Hello,
I am relatively new to SAS and am wondering whether values are being truncated when I import. I have read quite a bit on importing, length statement, informat, and format statement, as well as importing an Excel workbook using proc import, infile statement, etc. My ultimate goal is to merge paid search, organic search, Google Analytics, and Facebook analytics data sets (4) which I downloaded through Supermetrics for Google sheets for funnel conversion insight. The data set I am stuck on (#1 unfortunately) is Google paid search data, with tabs as months. All my data sets are Excel with tabs as months, so if I figure this out, it should hopefully work for the rest!
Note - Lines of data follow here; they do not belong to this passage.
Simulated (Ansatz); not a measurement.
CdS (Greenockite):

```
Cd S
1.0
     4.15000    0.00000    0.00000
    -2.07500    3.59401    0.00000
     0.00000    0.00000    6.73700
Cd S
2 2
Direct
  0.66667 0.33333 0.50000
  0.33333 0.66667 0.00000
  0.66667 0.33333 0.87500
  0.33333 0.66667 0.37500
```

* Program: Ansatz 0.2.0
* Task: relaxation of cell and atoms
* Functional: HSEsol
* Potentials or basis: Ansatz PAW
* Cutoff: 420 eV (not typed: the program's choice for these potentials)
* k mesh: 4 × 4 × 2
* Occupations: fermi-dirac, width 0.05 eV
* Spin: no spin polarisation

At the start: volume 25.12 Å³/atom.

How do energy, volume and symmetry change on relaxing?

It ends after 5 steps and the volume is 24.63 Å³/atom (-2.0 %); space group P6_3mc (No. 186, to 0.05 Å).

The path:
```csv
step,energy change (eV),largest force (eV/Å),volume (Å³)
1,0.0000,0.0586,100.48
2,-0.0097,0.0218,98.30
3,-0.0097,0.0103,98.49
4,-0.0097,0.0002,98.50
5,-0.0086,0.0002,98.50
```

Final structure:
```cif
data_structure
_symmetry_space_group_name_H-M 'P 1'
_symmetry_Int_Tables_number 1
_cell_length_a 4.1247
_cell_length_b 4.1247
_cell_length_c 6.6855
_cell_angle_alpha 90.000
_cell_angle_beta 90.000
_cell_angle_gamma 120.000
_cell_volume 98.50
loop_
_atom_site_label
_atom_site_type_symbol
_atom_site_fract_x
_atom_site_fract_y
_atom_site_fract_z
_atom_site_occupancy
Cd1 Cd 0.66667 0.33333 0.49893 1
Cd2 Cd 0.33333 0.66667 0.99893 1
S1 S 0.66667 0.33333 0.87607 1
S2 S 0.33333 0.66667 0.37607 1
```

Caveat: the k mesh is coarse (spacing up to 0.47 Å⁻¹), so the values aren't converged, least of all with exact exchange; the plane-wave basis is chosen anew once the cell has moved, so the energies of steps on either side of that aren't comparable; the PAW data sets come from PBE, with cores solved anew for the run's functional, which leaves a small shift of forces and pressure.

My goal was to import the Excel workbook and merge the months. The best solution I found for this was:
*Impporting Paidsearch data & creating SAS dataset;
%macro pim(sheet); /*Creating macro variable for proc import step*/
proc import out=paid_temp /*Creating work.paid_temp data set*/
datafile='E:\DI_Project\Data\RawData\Paidsearch2019.xlsx' /*Importing Excel Workbook*/
dbms=xlsx /*Defining DBMS*/
replace; /*Replace = will allow you to replace the exported data set if you re-run the code*/
sheet="&sheet"; /*referring to macro variable for sheet names*/
getnames=yes;
run;
%mend piim; /*Defining macro variables for each individual sheet in workbook*/
%pim(Jan19);
%pim(Feb19);
%pim(Mar19);
%pim(Apr19);
%pim(May19);
%pim(Jun19);
%pim(Jul19);
%pim(Aug19);
%pim(Sep19);
%pim(Oct19);
%pim(Nov19);
%pim(Dec19);
The only problem is that mainly the variable Campaign_Name is a text string with varying lengths (36-88) depending on the month, so I am wondering:
a) if there is some way to standardize (or change) the variable length (and type) while importing into SAS to avoid truncation and additional missing values due to values that are shorter or not the same length?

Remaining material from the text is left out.